Osbert Sitwell, meeting Pamela in middle age, recognized the discordance between her image and her reality. ‘She was – though she in no way realized it – far from being a rather remote, reasonable woman, under which guise she saw herself, presented herself, and was accepted, but, to the contrary … violently and enchantingly prejudiced in a thousand directions.’ Her sitting room was filled with photographs ‘of the most astonishing rakes and rips’ whom Pamela would ‘unflaggingly, and with the greatest display of ingenuity defend’ or, where defence was impossible, ‘ignore’.
15
Pamela declared that she would not be ‘deceived by outside views!!!’,
16
but she was more than capable of deceiving herself by her own tortuous logic.

Pamela maintained to Mary that the best way for her to get over Harry was ‘by
knowing
him not by not seeing him’, since separation only allowed her to gild him in her imagination. ‘If I in any way let my friendship with him spoil my life it would be voluntary foolishness on my part …’ she added.
17
Mary worried that Pamela was motivated merely by pique. When she found out that Pamela – who as Madeline Wyndham’s ‘Benjamina’, a biblical allusion to Jacob’s beloved youngest son, could twist her mother around her little finger – had persuaded Madeline to invite Harry to Clouds she was horrified. She immediately wrote to Madeline warning against this course of action. It was too late.

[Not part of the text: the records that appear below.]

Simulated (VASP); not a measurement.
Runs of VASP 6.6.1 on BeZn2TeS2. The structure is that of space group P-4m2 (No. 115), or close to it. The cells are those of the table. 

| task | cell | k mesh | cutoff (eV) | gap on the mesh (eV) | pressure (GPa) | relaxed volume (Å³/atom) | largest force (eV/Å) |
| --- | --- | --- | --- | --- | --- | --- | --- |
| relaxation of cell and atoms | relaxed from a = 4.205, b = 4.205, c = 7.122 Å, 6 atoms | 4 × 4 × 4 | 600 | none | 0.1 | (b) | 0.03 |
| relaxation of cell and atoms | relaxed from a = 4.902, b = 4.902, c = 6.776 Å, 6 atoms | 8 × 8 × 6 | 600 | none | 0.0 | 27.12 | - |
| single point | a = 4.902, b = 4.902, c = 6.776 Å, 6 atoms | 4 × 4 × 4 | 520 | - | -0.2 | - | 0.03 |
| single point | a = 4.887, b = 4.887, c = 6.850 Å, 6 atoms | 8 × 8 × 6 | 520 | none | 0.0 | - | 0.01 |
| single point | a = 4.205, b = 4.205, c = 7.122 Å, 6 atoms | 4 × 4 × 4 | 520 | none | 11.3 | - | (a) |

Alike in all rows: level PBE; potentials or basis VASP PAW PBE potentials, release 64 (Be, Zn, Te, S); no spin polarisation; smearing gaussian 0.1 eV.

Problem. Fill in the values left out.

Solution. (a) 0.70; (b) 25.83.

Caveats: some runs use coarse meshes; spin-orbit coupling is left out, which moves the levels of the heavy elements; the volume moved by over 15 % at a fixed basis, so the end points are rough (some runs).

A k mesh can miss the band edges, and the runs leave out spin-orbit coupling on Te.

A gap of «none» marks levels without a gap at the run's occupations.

Harry joined the tail end of a house party to find Pamela distracted by the company of a young man called Arthur Paget.
18
It was idyllic late-summer weather. The party had spent a ‘delicious’ week making excursions to Stonehenge, and taking long walks across the Downs. Pamela confessed to Mary privately that she thought more ‘highly of [Paget than] any man before … delightfully clever, original & nice – good & kind & honest (what a funny lot of adjectives strung together!)’.
19
Harry sulked, moped and glowered until finally (as no doubt he designed) Pamela confronted him on the Sunday afternoon in the empty hall, whereupon he told her ‘all that he meant
not
to say (so he says) but
I
think, it was all that he
did not expect to feel
’.

Pamela wrote the conversation out in full for Mary. The exchange is worthy of a cheap melodrama, with Harry the moustache-twirling villain. Harry declared his love, explained (without explaining why) that he was not free, and asked Pamela – supposing that, in two years or so, he could make himself free – whether she would agree to be his wife. To Pamela’s surprise, as she stood incredulously by the fireplace with hands like ice, she found herself saying that she was not sure:

‘In the Summer I was afraid I let you think more than I was prepared actually to
do
– I think that I have changed.’

And he put his head against the mantelpiece, & looked very miserable, & said: ‘Perhaps you are right’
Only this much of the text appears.